The Master Plan calls for procuring 2.4 gigawatts of offshore wind power by 2030. (David_Kaspar/Pixabay)
The Master Plan calls for procuring 2.4 gigawatts of offshore wind power by 2030. (David_Kaspar/Pixabay)
January 30, 2018

NEW YORK – New York state on Monday released the first-in-the-nation Offshore Wind Master Plan. The plan starts the process of procuring at least 800 megawatts of offshore wind power over the next two years. The goal is to increase that to 2.4 gigawatts by 2030.

With only one, small wind farm currently operating off Block Island, the U.S. is far behind some other nations in developing offshore wind.

According to Joe Martens, director of the New York Offshore Wind Alliance, the master plan is an important step toward getting that industry off the ground in New York and the nation as a whole.

"It is an industry that is waiting to be built and New York has spent the last two years putting together a roadmap that explores every facet of the industry," he explains.

The New York State Energy Research and Development Authority (NYSERDA) estimates that in 10 years, offshore wind will be a $6 billion industry, employing 5,000 people.

New York's Clean Energy Standard calls for getting half of the state's electric power from renewable sources within the next 12 years. Offshore wind will be about one-third of that power, so Martens says achieving the master plan's procurement goals is critical.

"If those are actually realized by the 2030 date then New York stands an excellent chance of meeting the 50 percent renewable-energy goal by 2030," he says.

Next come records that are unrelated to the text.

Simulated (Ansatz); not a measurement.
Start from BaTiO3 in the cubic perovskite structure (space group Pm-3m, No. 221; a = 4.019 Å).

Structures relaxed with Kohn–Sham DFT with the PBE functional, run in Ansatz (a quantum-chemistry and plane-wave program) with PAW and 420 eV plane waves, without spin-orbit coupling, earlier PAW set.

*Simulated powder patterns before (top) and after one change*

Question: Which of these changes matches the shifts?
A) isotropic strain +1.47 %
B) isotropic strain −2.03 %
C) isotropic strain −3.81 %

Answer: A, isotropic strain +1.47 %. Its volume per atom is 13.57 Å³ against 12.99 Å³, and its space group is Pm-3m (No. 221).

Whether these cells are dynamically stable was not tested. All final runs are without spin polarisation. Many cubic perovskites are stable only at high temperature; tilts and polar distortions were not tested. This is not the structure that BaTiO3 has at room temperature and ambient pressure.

Gov. Andrew Cuomo is committing $15 million to train a clean-energy workforce and develop the port infrastructure necessary for offshore wind development.

The master plan is backed by more than 20 scientific studies and industry analyses, providing a solid foundation of research for launching an industry that Martens believes is critical to the country's energy future.

"New York has really leapt to the forefront by being so comprehensive in its approach here so time will tell, but I think this was a really excellent first step," he adds.